Updated on 2024-03-25 GMT+08:00

Connecting Hive to OBS

Overview

Hive is a data warehouse tool that can extract, transform, and load large-scale data sets stored distributedly. It provides various SQL query methods for data analysis.

Prerequisites

Hadoop has been installed. For details, see Connecting Hadoop to OBS.

Procedure

The following uses Hive 2.3.3 as an example.

  1. Download apache-hive-2.3.3-bin.tar.gz and decompress it to the /opt/hive-2.3.3 directory.
  2. Add the following content to the /etc/profile file:

    export HIVE_HOME=/opt/hive-2.3.3
    export PATH=$HIVE_HOME/bin:$PATH

  3. Configure Hive.

    1. Rename hive-env.sh.template under /opt/hive-2.3.3/conf/ as hive-env.sh.
    2. Rename hive-log4j2.properties.template under opt/hive-2.3.3/conf/ as hive-log4j2.properties.
    3. Create the hive-site.xml file and add the following configurations:
      1
      2
      3
      4
      <property>
      <name>hive.metastore.warehouse.dir</name>
      <value>obs://obs-bucket/warehouse/hive</value>
      </property>
      

      Adding these configurations is optional. After they are added, you do not need to explicitly specify the location when you create a Hive table, and the created Hive table will be automatically stored in OBS.

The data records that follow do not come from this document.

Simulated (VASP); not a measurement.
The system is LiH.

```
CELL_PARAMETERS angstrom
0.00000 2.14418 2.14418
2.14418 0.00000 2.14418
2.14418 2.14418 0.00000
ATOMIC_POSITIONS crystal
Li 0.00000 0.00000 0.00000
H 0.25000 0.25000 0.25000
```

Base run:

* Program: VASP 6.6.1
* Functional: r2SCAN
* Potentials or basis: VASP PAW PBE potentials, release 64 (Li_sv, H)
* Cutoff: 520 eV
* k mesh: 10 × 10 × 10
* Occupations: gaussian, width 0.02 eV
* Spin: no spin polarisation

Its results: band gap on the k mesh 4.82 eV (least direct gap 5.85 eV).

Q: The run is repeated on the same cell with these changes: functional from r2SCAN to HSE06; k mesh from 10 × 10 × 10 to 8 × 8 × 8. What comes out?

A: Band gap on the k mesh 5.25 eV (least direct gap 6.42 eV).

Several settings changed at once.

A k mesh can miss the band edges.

    4. Initialize the metadata:

      /opt/hive-2.3.3/bin/schematool -dbType derby -initSchema

  4. Check whether the connection is successful.

    In the following example, the location is obs://obs-bucket/warehouse/hive/student.
    1
    2
    3
    4
    5
    6
    hive>
    create table student(id int comment "Student ID",name string comment "Student name",age int comment "Student age")
    comment "Student information table"
    row format delimited fields terminated by ",";
    
    insert into table student select 6,"yangdong",29;